The government on Thursday registered its opposition over maintainability of a PIL in the Delhi High Court seeking to restrain candidates defeated in a Lok Sabha election from contesting the Rajya Sabha polls.
"Such kind of petitions are not maintainable. There are Supreme Court order also in this regard," the government told a bench of justices G S Sistani and Vinod Goel.
The bench also raised a question on the locus of the petitioner, who contended that candidates defeated in Lok Sabha polls should not be nominated to the Upper House.
It asked the petitioner, Satya Narayan Prasad, "do you know anyone who has been made Member of Parliament of Rajya Sabha after losing a Lok Sabha election? Even they (MPs) have not been made party in your writ petition."
The court, however, listed the matter for further hearing on April 10. The petitioner, who claims to be a social activist, has moved the court saying that India being a democracy and the people being supreme, "it is a misfortune that politicians who are defeated in the general elections are nominated to the Upper House".
Seeking a direction to the Ministry of Law and Justice and the Election Commission of India, the petitioner has said "any candidate who contested Lok Sabha election and has been defeated, he be declared disqualified for being an MP. Such candidates cannot be nominated or allowed to contest in Rajya Sabha election".

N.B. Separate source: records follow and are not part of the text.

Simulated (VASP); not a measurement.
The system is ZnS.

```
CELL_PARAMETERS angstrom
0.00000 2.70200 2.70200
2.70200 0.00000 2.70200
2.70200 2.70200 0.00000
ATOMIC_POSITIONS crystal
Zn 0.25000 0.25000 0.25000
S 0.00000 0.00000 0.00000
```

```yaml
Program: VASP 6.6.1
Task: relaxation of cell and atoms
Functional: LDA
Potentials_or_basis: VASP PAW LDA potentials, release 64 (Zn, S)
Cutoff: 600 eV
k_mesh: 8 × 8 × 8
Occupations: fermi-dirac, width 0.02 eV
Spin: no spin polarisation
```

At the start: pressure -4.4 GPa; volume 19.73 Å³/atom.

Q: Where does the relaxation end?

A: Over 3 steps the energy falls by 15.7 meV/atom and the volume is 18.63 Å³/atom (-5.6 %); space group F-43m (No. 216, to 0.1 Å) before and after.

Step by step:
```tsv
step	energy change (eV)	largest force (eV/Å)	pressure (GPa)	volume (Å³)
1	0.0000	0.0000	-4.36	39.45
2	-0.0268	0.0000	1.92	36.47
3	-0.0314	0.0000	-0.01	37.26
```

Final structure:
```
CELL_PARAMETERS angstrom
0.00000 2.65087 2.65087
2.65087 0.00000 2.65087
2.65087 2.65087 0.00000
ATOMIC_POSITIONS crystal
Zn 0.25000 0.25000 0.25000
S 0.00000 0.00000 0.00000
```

Pleading for special rules to bar leaders who have lost Lok Sabha polls from contesting in Rajya Sabha election, the petitioner said action should be taken against those concerned who have "wrongly nominated such disqualified candidates for membership in Parliament".
While candidates are elected to Lok Sabha directly by the people, members of Rajya Sabha are elected by the elected members of state assemblies in accordance with the system of proportional representation by means of single transferable vote.